Random data compression part 2 -- starting to see results now

Hello everyone at Ethereum Research, a while back I spoke to you all about random data compression and how I believe it may be possible. I’ve since made considerable progress from that point, including getting to the point where I believe I can demonstrate my approach. Though my code is designed to run on a Spark cluster – I use 240~ cores for testing 1 / 61 completion of the algorithm which takes a while. In practice a full run of the algorithm would benefit from a larger cluster.

The link to the paper I wrote for my approach is here: 16 Apr, 2021 - An algorithm for random data compression

My attempt to give a simple el5:

  1. Store data in 17 bit words in a golomb-coded set (GCS) – this has the same properties of a bloom filter but it’s smaller.
  2. Entire algorithm is then based on recreating words stored in the set.
  3. Make a list for each word filled by brute forcing every value in a 17 bit word at each offset. These are the candidates.
  4. Write down the offsets in these lists to the correct word. These are the nodes.
  5. Break down the nodes into lists of 8 elements. Inside these 8 element lists, break them into pairs.
  6. Hash each pair, to make a hash list of four hashes.
  7. Do proof-of-work on each hash, look for patterns that are highly unlikely. Find a nonce that makes the most unlikely pattern.
  8. Store information about the nonce patterns in meta data with the nonce.
  9. You can now use the meta-data to build a list of possible 8 element offset lists.
  10. You write down the correct offset of the 8 element set you want.

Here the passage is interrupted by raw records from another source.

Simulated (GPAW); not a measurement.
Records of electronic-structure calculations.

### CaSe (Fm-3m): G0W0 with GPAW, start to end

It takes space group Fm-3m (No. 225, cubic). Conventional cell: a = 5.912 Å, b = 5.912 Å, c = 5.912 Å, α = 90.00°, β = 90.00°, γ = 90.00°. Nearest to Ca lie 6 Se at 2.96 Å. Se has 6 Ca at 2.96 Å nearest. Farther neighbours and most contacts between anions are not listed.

I’ve defined a new algorithm for representing information in a probabilistic fashion that can be used to compress random data. It relies on using the unlikely prefixes in nonce patterns as heuristic filters to recreate indexes that serve as data pointers into a list of tables. Collisions are an expected property of the GCS – and the algorithm is all about reducing result sets in two main stages – the GCS candidates and the q set candidates.

People are going to ask me how this addresses the pigeon hole principle and the answer is that I don’t know. In my mind the GCS structure is a super-position that allows for multiple over-lapping pieces of data to be re-mapped to smaller keys. That’s an inherent properly of what a GCS allows. The collisions are resolved by addressing the indexes to the right words, and then the right list of index lists at the end. This bypasses the address-size restrictions with the counting argument. That’s how I visualize it… maybe I’m wrong though.

At the very least this heuristic algorithm can do things within space restrictions that I’ve never before seen with any other algorithm and I think this makes this a new approach that could be potentially useful. I don’t claim to have all the answers and parts of the paper might make no sense. I’d appreciate it if some smart people could give this a look though! P.S. will be writing basic how-tos for my code experiments on Github but you will need a small cluster to run them!

I’ve slowly been turning my experiments into a CLI program that will allow any 1 KB files to be re-arranged / compressed and decompressed. Hoping to get most of it done over the weekend. It will be a while before I can secure access to a cluster large enough to run my full proof though. I’ve only proven the general approach works by testing the heuristic algorithm for a q set and that it can be encoded in its reserved space. In reality, I also cheated there by skipping a step that would have made it 14 times as difficult, but statistically there’s no reason why that wouldn’t have worked, too.

My goal will be to get this all to run on Google Cloud using a spark cluster easily so people can verify my proof. I’ll need to give some idea of the cost too which I suspect will be a few hundred. But it’s worth it to prove that something ‘impossible’ has a practical approach that works. If people accept the general idea works then there may be enough interest to optimize this for a GPU implementation. Then, perhaps that would run on a single card?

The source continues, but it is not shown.